By John Cashman (Evening Echo)

Preparations are continuing at pace in both the Castlemartyr and Sarsfield’s camps ahead of next weekend’s East Cork Oil Junior ‘A’ Grade Hurling Championship Final in the Imokilly barony.

The big match which goes ahead on Saturday evening in Rostellan (6pm) is set to attract a large attendance as Castlemartyr make their first final appearance since losing to Erin’s Own in the 1975 decider. They won the last of their seven titles 11 years earlier in a season that also brought county honours. Opponents Sarsfield’s are currently riding on the crest of a very high wave and have made no secret of their desire to add more hurling silverware to the Riverstown trophy cabinet.

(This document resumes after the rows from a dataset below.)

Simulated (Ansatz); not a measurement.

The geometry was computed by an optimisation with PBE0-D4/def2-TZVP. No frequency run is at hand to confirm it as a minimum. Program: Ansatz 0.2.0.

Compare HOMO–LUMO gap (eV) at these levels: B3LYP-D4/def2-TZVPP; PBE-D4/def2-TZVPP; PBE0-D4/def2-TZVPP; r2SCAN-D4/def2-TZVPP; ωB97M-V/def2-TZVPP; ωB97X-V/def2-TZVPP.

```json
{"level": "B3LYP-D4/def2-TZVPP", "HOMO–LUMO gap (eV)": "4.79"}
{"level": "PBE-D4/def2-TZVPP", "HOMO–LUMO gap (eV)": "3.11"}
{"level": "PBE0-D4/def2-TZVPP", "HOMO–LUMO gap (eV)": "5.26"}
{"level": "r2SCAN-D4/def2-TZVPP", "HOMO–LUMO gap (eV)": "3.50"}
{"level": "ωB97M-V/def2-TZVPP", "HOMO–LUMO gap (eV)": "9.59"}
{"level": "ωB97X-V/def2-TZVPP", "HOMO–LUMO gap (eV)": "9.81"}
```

Last weekend representatives of both clubs assembled at Rostellan in the company of Divisional Board representatives as this year’s final was officially launched. On a glorious sunny evening it was very much a case of the calm before the storm when rival captains Ollie Smiddy and Paul Roche relaxed and surveyed the picturesque scene.

“It’s going to be a great occasion for our club” said Castlemartyr leader Smiddy who admits that the team’s march to the final has attracted plenty of interest locally.

“This year there seems to be more belief in the team. We have been building slowly over the past few seasons and with a very well organised set up in the background we were quietly confident of having a good run in the competition at the out set of the season”.

Castlemartyr operate with a relatively small but very committed and closely knit panel. Their campaign began in early June against Cloyne, a game in which although they triumphed by ten points, they didn’t reach any great heights. Next up it was a local derby against Midleton, a game that turned out to be a real cracker.

“We started that tie well”, recalls Ollie Smiddy, “ but gave away some soft goals in the second half that kept them in the match”, admits Ollie. In the end Brian and Jimmy (Smiddy) conjured up a great winning point”.

In the quarter final against Carrigtwohill in Lisgoold, Castlemartyr chalked up an eye catching 26 points.

“Everything went right on the night. We scored 13 points in each half and a lot of players got on the score sheet, so overall it was very pleasing”, said the team leader.

Awaiting in the semi final were Erin’s Own. Thirty four years ago in that aforementioned final on the same Clonmult Memorial Park pitch, “the reds” left defeated. When the two clubs collided again last Saturday week, the outcome and thus the Castlemartyr emotions were different, as a one point win was recorded, thanks to a whole hearted display by a very determined team.

“We had to get over the psychological barrier of pushing on and winning a semi final. Conditions were damp, the ball was wet, scores were hard to come by, so it was a test of stamina. We managed to stick in there and get the result”.

Now awaiting in the final is the biggest challenge Castlemartyr have faced in recent years. Nobody around Paddy Walshe Memorial Park this week is under any illusions as to what is required. Ollie Smiddy is quick to add his words of praise for the immediate opposition.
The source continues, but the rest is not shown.